Because of situations that happen in our lives we all have doubts about God, our faith, and in the promises made by God. Many times our doubt comes from how much we are given and how unworthy we feel to receive God’s gifts.

There are times we doubt that God loves or cares for us, we doubt our free salvation, we doubt the resurrection took place. It is not that we deny any of these, but there are times when we doubt or question them. We want to believe, we do believe, but there are moments… moments when we just ask what if? What if God is so mad at me for asking for forgiveness over and over again, I wonder if I will really go to heaven? What if Jesus really didn’t rise from the dead?

I bring all of this up because I think that Thomas has been given a bad reputation. We call him the doubter when in reality we all doubt at some point in our lives almost everything. We don’t like Thomas because in reality he is just like one of us. But we can’t sit here as Christians and say that we have never ever felt some twinge of doubt in our lives. But today I think what is important for us to come to grips with is that to have doubts is ok, to question our beliefs is ok. It is how we handle those questions and doubts that is more important.

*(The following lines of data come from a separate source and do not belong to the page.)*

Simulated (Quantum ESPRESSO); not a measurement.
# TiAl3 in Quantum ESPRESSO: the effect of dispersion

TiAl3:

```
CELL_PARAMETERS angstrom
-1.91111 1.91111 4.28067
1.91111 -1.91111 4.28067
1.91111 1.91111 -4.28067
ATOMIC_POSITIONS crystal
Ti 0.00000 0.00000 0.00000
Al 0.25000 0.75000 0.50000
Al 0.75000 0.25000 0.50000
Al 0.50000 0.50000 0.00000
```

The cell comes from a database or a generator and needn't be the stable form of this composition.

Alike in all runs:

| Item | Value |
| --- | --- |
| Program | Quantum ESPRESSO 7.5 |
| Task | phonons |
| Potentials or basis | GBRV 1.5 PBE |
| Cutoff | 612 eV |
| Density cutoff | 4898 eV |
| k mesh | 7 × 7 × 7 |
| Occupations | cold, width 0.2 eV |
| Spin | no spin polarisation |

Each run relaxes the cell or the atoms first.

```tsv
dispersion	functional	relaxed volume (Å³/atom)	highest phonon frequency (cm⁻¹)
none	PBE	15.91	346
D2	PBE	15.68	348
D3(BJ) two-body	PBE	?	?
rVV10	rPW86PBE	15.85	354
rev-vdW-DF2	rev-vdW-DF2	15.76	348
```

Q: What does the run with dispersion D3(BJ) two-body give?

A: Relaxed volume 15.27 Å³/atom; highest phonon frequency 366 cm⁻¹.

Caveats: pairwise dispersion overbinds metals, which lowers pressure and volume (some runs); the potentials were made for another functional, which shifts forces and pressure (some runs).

What we know from our story is that all the disciples were up in a room talking with one another and sorting through all that had happened in the past week. They were talking about Palm Sunday and how the people cheered, they talked about their last meal with Jesus, and they talked about his trial, beatings, and death. Finally they reflected on what had happened earlier that Easter morning with Mary going to the tomb and then talking to Jesus. They too probably had confusion, doubts, fear, and questions. It might not have said it in black and white but we are all human, with that much going on, we know that they were questioning the entire week’s events. And then Jesus appears in front of them, gives them peace, and sends them to start evangelizing. They got to see and talk with Jesus. But poor Thomas was off alone trying to deal with the week alone. Friends it is all about how we deal with doubt. Openness, communication, community, prayer, and study.

Imagine for a moment that you are a teacher. One student spends the day staring out the window or nodding off to sleep. Another writes down everything you say, memorizes it, and parrots it back to you on the exam. The third is full of questions. This student is always trying to guess what comes next or apply what has been said in unexpected ways. This third student is full of opinions and is willing to voice them even when they are clearly misguided. Which student is really learning? Which student will actually apply what you have taught? The second student may get the better grades, but the third student is the one who has internalized the lesson. Doubts and objections are a sign that the student is engaged and growing.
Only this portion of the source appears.